Dear Philippe De Muyter,
In message 20100220235945.GA15901@frolo.macqel you wrote:
Complain about this to the Linux architecture maintainers - there have been many and longf discussions about this before.
Do you mean lkml or some other mailing list or individual ?
I had especially the ARM list and RMK in mind.
Today we consider the device tree to be the Right Thing (TM) to pass such information to the kernel, and more and more architectures use this method.
AFAIK, device trees are powerpc-specific and my board is coldfire based.
Several other architecture use the device tree as well, and more are following. For example, an adaption for ARM is on the way right now.
As long as it's not available for your architecture, the most straightforward way is to pass an "ethaddr=..." argument on the kernel command line. Drivers can pick it up easily there. Just don't expect that such Linux driver code will be accepted for mainline.
I don't like that method because it can easily be forgotten by someone changing bootargs for some other reason. IMO bootargs should only be used for configuration choices.

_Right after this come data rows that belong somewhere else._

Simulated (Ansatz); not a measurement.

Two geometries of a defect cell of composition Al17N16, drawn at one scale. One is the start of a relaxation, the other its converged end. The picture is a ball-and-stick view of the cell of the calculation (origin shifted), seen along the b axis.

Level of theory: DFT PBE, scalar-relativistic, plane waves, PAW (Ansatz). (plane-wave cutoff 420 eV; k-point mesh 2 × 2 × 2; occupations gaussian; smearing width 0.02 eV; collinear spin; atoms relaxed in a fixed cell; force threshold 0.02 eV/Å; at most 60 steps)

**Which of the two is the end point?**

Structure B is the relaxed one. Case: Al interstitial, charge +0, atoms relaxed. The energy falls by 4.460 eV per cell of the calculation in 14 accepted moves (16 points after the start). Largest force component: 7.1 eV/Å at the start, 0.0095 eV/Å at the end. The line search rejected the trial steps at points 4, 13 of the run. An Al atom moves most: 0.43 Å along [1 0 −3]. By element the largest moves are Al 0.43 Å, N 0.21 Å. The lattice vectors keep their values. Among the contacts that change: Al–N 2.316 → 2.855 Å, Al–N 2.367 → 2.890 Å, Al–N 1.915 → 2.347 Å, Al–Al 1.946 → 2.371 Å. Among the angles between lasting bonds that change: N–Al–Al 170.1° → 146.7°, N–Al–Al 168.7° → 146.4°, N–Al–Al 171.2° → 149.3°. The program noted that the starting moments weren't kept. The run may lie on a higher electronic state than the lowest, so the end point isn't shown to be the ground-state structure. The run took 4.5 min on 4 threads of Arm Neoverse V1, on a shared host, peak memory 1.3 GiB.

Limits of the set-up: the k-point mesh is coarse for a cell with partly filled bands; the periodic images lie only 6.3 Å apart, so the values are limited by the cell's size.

Well, that's mostly a matter of taste. At least it's an architecutre independent, standardized way to pass information.
I'd rather go for an additional parameter given by u-boot to linux with the address of the used u-boot environment, passed the same way that the address of bd_info is given to linux (for coldfire's, that's on the stack)
i. e. you create yet another, non-standard solution - exactly what you complained about originally.